Folk music is another strand suggested as important to the Nordic sound as well as the world of myth. From Grieg and Sibelius onwards, to a band whose name I cannot remember that I saw some years ago in London playing wonderful, wild percussion involving myriad forms of reindeer bones, the rhythms, instruments, melodies and subject matter of folk, myth and legend have been incorporated by Nordic musicians.  Garbarek has spoken of folk elements, found in for example old cattle calls, as “something direct, very ‘loud’ in a way, but with a floating far-off feeling as well as the sense of closeness”. It also allows him to incorporate the music of other cultures, Eastern and Middle Eastern, as well as East European (his father was Polish).

To quote theorist Christian Norberg-Schulz the Nordic world is “a romantic world, in the sense that it brings man (sic) back to a distant ‘past’ which is experienced emotionally rather than understood as allegory of history”. This takes us into the pagan world of cosmic religion, the magic of the runes and the shamanic heart of life, with life as a journey through time and space.

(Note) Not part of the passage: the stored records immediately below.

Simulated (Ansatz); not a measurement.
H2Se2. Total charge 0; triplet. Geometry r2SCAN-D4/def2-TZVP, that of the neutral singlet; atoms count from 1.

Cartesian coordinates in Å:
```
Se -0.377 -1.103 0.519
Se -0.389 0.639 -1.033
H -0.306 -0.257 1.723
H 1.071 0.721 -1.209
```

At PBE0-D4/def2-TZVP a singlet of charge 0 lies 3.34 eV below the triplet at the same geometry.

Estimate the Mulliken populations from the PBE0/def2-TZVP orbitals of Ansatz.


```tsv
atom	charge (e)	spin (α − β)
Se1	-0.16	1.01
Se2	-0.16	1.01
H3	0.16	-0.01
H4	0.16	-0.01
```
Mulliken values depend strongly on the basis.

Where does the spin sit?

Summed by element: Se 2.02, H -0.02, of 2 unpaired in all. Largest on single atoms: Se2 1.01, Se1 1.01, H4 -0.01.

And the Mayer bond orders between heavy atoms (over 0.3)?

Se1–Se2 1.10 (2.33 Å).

For we are the stars. For we sing.

For we sing with our light.

For we are birds made of fire.

For we spread our wings over the sky.

From a Passamaquoddy poem, from the Jan Garbarek Rites album notes.

Jan Garbarek Group, Royal Festival Hall, London Jazz Festival, Nov 2012, photograph by Diana Hale

The Jan Garbarek Group concert at the Royal Festival Hall on the 13th November was a characteristically unbroken, unspoken, polished, carefully choreographed set, here of a couple of hours, featuring the current line up of Rainer Brüninghaus on piano and keyboard, Yuri Daniel on bass guitar and Trilok Gurtu on percussion and drums. A reverential and rapt full auditorium had high expectations. From In Praise of Dreams to tracks from Visible Worlds and I took Up the Runes, the pace and tone varied from plangent to lilting to fast and syncopated, with soprano sax to start with, at times echoing tabla, followed by tenor, snatches of familiar tunes coming and going. Some almost classical piano solos followed a long guitar solo but for me even with the heightened sound system throughout the drum kit was too loud and heavy all through. It worked best for me when no more than 3 out of 4 participants were playing – less was more I think. Tabla and percussion became more dominant than drum luckily, but eventually taking over completely with an extended solo also featuring voice, birdsong sounds, cymbal in a bucket of water etc. The penultimate back and forth sequence with Jan on flute and Trilok vocalising even had us clapping along, fairly unheard of in a Garbarek concert! No solo from Garbarek himself. I actually enjoyed the last piece and the encore most of all, when the band seemed to come together more and we had a more flowing performance.

I have to admit to having been spoiled by seeing Garbarek play, unamplified as far as I remember, in 1995 in a tiny medieval church somewhere in the countryside near Stavanger in Norway. Nothing can repeat the magic of that occasion.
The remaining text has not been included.